Thursday, March 20, 2014

Talent in his work and genius in his life: The flawed genius of Brendan Behan 50 years on

LIKE Oscar Wilde before him, Brendan Behan arrived in America with the Irish writer’s license to be different. Like Wilde, Behan arrived with a quip. When it was observed at Idlewild Airport (now JFK) in New York in 1960 that, being so famous, he would be used to the police escort, Behan reported that his reply was, “Yes, though usually in handcuffs”.

What Wilde said about his own career is also true of Behan’s: he put merely his talent into his work, but his genius into his life. Sadly, Behan’s genius was for shirking the responsibilities of his talent, and for creating a persona that allowed him to do so in a way that played up to the expected national stereotypes.
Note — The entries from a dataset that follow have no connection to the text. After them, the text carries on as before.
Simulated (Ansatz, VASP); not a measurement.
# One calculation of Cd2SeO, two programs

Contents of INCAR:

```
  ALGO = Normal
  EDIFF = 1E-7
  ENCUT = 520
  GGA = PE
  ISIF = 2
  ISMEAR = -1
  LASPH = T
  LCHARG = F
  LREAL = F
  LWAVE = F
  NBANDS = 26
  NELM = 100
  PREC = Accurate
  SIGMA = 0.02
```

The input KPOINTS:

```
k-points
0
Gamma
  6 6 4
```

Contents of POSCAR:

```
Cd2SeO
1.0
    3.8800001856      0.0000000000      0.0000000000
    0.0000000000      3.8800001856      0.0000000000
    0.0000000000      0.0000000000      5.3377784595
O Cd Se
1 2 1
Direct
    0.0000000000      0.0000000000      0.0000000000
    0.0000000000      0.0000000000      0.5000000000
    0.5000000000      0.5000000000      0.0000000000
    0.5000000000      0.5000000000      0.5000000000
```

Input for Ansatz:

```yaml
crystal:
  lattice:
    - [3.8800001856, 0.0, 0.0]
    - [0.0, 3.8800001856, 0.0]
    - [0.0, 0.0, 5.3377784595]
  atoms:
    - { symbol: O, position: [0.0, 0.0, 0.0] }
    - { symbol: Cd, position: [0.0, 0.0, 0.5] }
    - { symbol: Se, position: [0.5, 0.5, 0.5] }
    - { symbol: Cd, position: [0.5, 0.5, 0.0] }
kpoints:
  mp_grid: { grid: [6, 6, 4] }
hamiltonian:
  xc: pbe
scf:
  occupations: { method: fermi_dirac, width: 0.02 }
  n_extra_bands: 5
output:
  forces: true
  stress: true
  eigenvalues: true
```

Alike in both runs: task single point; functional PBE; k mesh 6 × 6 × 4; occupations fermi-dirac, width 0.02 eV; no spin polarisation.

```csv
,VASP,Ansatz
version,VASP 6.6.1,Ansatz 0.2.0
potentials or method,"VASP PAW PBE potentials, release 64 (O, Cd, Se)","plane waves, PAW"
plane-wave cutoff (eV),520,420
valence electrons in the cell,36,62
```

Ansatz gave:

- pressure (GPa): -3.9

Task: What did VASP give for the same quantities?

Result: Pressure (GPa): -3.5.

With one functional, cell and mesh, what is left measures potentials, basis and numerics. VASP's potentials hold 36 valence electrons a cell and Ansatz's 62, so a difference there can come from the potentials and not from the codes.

Of course, being an artist and making art are very different things, and as Behan’s indulgence of the role of drunken Irish writer took over, his days of an artist came to an end. A powerful and original writer failed to live up to his potential and ended up dictating dull, pretentious name-dropping accounts of his sad adventures among the famous names of his day: Elizabeth Taylor, Jackie Gleeson, Norman Mailer, Arthur Miller, Groucho Marx, Bob Dylan, and so on.

Behan in this later period of his life was cementing his legacy in sound bites. It is they that live on now, plastered on cards and the walls of pubs; he is an advert for drinking culture, when he should be a warning against it. To watch him in his Faustian pomp, on US chat shows of the early 1960s, is to see a boring drunk. He left New York for the last time in 1963, and was dead mere months later, at 41.

It is difficult to detect in this declining Behan the subtleties of Anthony Cronin’s portrait in his memoir Dead as Doornails, from the early years when Behan was still an occasional tradesman: “You could not in fact have a better companion in a day’s idleness than Brendan. He was a kaleidoscopic entertainment, but he was also fecund in serious ideas. He had a line in bemused wonderment about the activities of the world which was only partly an affectation, for he was genuinely naive in certain ways and genuinely full of questioning.”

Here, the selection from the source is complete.